In her work in photography, video, and performance, LaToya Ruby Frazier addresses contemporary topics such as inequality in access to healthcare and the societal and personal consequences of deindustrialization. Combining documentary modes with portraiture, she presents candid glimpses of everyday life. Over the course of the last decade, Frazier has focused on the social, economic, and environmental deterioration of her hometown of Braddock, Pennsylvania, whose effects she has witnessed as the tangible and psychological scars on her immediate family.

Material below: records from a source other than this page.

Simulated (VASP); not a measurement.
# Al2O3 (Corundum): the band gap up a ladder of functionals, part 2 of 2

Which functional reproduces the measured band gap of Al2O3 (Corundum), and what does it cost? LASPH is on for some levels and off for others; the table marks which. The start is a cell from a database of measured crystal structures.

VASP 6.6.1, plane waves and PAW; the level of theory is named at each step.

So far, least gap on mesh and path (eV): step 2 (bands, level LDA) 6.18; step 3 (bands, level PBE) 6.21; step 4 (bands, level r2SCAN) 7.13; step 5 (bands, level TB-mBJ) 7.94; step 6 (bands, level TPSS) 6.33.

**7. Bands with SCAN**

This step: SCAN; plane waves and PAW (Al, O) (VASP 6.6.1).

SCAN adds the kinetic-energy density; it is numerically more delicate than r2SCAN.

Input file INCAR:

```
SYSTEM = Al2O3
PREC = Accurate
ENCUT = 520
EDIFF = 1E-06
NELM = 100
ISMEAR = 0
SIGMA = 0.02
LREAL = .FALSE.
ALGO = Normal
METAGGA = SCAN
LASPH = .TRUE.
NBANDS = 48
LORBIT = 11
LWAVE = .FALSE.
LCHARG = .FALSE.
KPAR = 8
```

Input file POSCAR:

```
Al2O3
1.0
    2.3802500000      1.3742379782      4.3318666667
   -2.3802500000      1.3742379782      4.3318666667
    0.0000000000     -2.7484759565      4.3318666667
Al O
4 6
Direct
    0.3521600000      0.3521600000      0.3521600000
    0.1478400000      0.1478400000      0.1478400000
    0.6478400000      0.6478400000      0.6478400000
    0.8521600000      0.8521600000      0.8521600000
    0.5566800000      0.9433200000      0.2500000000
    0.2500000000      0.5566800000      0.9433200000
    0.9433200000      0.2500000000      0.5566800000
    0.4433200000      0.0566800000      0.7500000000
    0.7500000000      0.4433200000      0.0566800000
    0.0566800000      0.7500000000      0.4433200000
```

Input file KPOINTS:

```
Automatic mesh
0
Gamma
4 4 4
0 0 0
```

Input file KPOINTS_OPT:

Momme Portrait Series (Floral Comforter) is from a series of portraits featuring the artist and her mother posing in the latter’s house in Braddock. These photographs capture the two women in the act of making an image of themselves within the mis-en-scène of a domestic space. The floral backdrop and plaid pajama pants in this work register Frazier’s interest in patterns, and, with the vertical elements of the figures, provide visual structure to the overall image. Through her visually sensitive attention to the individual, the family, and U.S. society, Frazier visualizes complex relationships in precisely organized compositions.
This photograph is one among several by Frazier in the ICA/Boston collection, and together they enter into dialogue with works by Philip-Lorca diCorcia, Rineke Dijkstra, Roe Ethridge, Ragnar Kjartansson, and Thomas Ruff that explore identity through photographic portraiture.